Tuesday, October 13, 2015

Who stands before me?

Our true identity
One of the most profound and hallmark stories concerning Bodhidharma, the figure who is credited as the originator of Zen, occurred in China during 6th century C.E. during a conversation with Emperor Wu. The Emperor had invested himself in many ways to promote Buddhism and thus felt deserving of special merit. He said to Bodhidharma, “I have built many temples, copied innumerable Sutras and ordained many monks since becoming Emperor. Therefore, I ask you what is my merit?” In response Bodhidharma replied: “None whatsoever!” Emperor Wu then responded with, “What then is the most important principle of Buddhism?” Bodhidharma answered: “Vast emptiness. Nothing sacred.” Shocked by his answer, the Emperor then said, “Who is this that stands before me?” Bodhidharma: answered, “I don’t know.”

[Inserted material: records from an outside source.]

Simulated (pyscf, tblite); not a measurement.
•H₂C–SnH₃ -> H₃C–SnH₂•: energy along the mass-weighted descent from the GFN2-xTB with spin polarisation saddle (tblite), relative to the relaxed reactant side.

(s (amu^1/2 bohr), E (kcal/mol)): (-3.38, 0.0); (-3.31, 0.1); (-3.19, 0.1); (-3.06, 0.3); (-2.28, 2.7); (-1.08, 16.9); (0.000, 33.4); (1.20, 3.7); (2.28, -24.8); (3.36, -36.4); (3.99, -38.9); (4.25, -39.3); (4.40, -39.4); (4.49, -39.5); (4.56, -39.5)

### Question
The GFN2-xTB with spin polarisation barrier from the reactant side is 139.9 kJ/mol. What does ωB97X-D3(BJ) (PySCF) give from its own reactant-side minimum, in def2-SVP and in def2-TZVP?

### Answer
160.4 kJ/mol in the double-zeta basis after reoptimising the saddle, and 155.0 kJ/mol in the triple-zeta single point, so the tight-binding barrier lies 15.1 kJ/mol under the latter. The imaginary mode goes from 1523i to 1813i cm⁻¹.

Without doubt, to students new to the practice of Zen, this story must seem bizarre. How on earth could such apparent ignorance be considered profound? To sweep away the cloud that covers over the significance, we must explore a common dimension of human nature: The desire to be somebody special, and the corresponding quest to be involved in doing something we all consider important that moves us toward that goal of specialness. So long as we are not doing whatever it may be we consider as important, the more guilt we feel. For many, we begin in childhood with feelings of inadequacy. Some people are so consumed with “doing” they become obsessive compulsive, doing the same thing over and over to experience some relief. The rest of us, at very least, feel uncomfortable thinking that we are wasting valuable time by not doing something.

Two points: Who is consumed with this desire? And what’s the difference between “being” and “doing?” Let me address the second point first, the issue of beingness which concerns Bodhidharma’s unknowing. He seemed to be saying he didn’t know himself, and if anything is central to Zen it is the unveiling of our true nature. You really can’t understand this issue without the other part of his answer: “Vast emptiness. Nothing sacred.”

At the level of vast emptiness there is indeed nothing special, or the opposite: specialness. Instead there is nothing whatsoever, yet within emptiness, is completion. That state of mind is the base upon which everything we do is based. Without “beingness” it is impossible for “doingness” to exist, thus the catchphrase, “Be here now.” We have been so conditioned to think that just being without the expression of acting in some way toward our goal, is to be considered as a useless bum. There is special significance in being present—fully present in the moment, but the question is “who is being present?” The knee-jerk (and unexamined answer) is, “Me.” But this “me” can be expressed both in many definable terms (which are mere clothing upon a mannequin, changing moment by moment, depending on changing circumstances) or the indefinable true person that we are, neither special or not.

So then we come to the first point of the “Who,” to which Bodhidharma answered “I don’t know.” Why does that make sense, whether we know it or not? It makes sense simply because emptiness—the realm of completion and the lack, is the same realm lacking definition. Nobody, not even a Buddha can define what is essentially indefinable except to note the obvious: doing and being are essential partners. If this is the case, then how are we to know, not only ourselves but also other people? The Buddha himself pointed to the answer with his statement in the Mahāyāna Mahāparinirvāṇa Sūtra when he said, “Seeing the actions of body and mouth, we say that we see the mind. The mind is not seen, but this is not false. This is seeing by outer signs.” In other words we not only know who we are, but we also know who others are, not just by what is said but by how actions speak louder than words alone. Our words and actions together define the person that stands before us all.